Investors dismissed Mr. Trichet’s words as insufficient, saying that politicians were in denial. They say that governments have no credible exit strategy, that Greek debts will need to be restructured and that the budget rules that are supposed to limit member nations’ budget deficits to 3 percent of gross domestic product have been used as a floor, rather than a ceiling.
Instead of dealing with these substantive matters, however, European leaders have sharply attacked the markets and the ratings agencies that have downgraded Greek, Portuguese and Spanish bonds, calling them improperly regulated, unjust and greedy. Germany’s chancellor, Angela Merkel, called it “a battle of the politicians against the markets” and vowed, “I am determined to win.”
José Manuel Barroso, the European Commission president, attacked financial “speculators.” Prime Minister José Luis Zapatero of Spain told traders to look at economic data instead of “unfounded off-the-wall suggestions and speculation.”
Pierre Lellouche, the French minister for European affairs, said in an interview about the ratings agencies: “I’d be interested to know what these 30-year-old boys know about the disaster they are causing to people in Spain or Portugal or anywhere else. Where states have to renationalize the losses and people are out of a job and out of their houses. Where’s the accountability of these judges?”

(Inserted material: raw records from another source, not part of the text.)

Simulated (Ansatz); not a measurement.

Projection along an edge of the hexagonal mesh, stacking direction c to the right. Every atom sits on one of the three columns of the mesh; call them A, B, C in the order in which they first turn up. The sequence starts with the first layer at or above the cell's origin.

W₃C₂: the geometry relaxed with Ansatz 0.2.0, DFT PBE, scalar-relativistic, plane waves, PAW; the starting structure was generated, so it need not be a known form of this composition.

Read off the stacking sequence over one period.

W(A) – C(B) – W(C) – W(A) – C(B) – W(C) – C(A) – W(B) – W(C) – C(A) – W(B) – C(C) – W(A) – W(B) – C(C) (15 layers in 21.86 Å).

European leaders have talked of a European Ratings Agency and a European Monetary Fund, at least for the future, and are slowly moving to trim budget deficits. But the problem is more fundamental, said Simon Tilford, chief economist at the Center for European Reform in London. “Most of the time, the gap between European rhetoric and reality is just an annoyance,” he said. “But that gap is simply lethal when it comes to the euro.”
Instead of attacking markets and forming a new European agency, he said, “the leaders need to focus on the issue that is driving the markets: the dire growth prospects for the southern rim” of the euro zone, meaning Greece, Portugal, Spain and even Italy. No matter how big the loan package, “the only way to ensure debt sustainability is to get them growing,” he said, and that means significant structural changes to the euro zone.
The southern countries are so uncompetitive compared with the others, especially Germany, that there are permanent trade imbalances that will destroy the euro, Mr. Tilford said, unless European leaders either fix the imbalances or accept more political and fiscal integration. “But the course we’re on is unsustainable,” he said, and Germany seems uninterested in changing its economic model to benefit the poorer south.
While individual countries will bear continual transfers of funds to poorer areas within the nation — to eastern Germany, for example, or to Corsica or Wales — “I don’t see the necessary social solidarity in the wider euro zone to provide this kind of fiscal supranationalism,” Mr. Tilford said. “The myth of European integration and solidarity has been exposed as wishful thinking.”
On Friday, the Austrian finance minister, Josef Pröll, took a firm northern line. Asked if Greek debt needed to be restructured, he said: “Most certainly not. We are providing 110 billion euros in loans. Greece has to plow through. I see no reason whatsoever to let the Greeks off the hook.”
Asked about necessary reforms, Mr. Pröll, who is on a European Union task force to propose them, was restrained. He talked about tough rules for national budgeting, even to the point of personal accountability in cases of outright fraud. But even these measures, he said, cannot be implemented until at least next year.
Sunday is the 60th anniversary of the Schuman Declaration, the proposal by France’s foreign minister, Robert Schuman, to create a supranational organization of states in war-ravaged Europe. It is now celebrated as Europe Day, and while it led first to a French and German trade zone on coal and steel, the European Union still lacks a common energy policy. And while that early pact led to the free-trade zone known as the European Economic Community, the European Union still lacks serious economic cohesion.
“Sixty years later, where is Europe?” Ms. Le Gloannec asked. “A lot has been built, but a lot has been taken for granted. Europe is living out of old policies and sleeping on its laurels. There is no love lost for Europe, but there is also no way out.”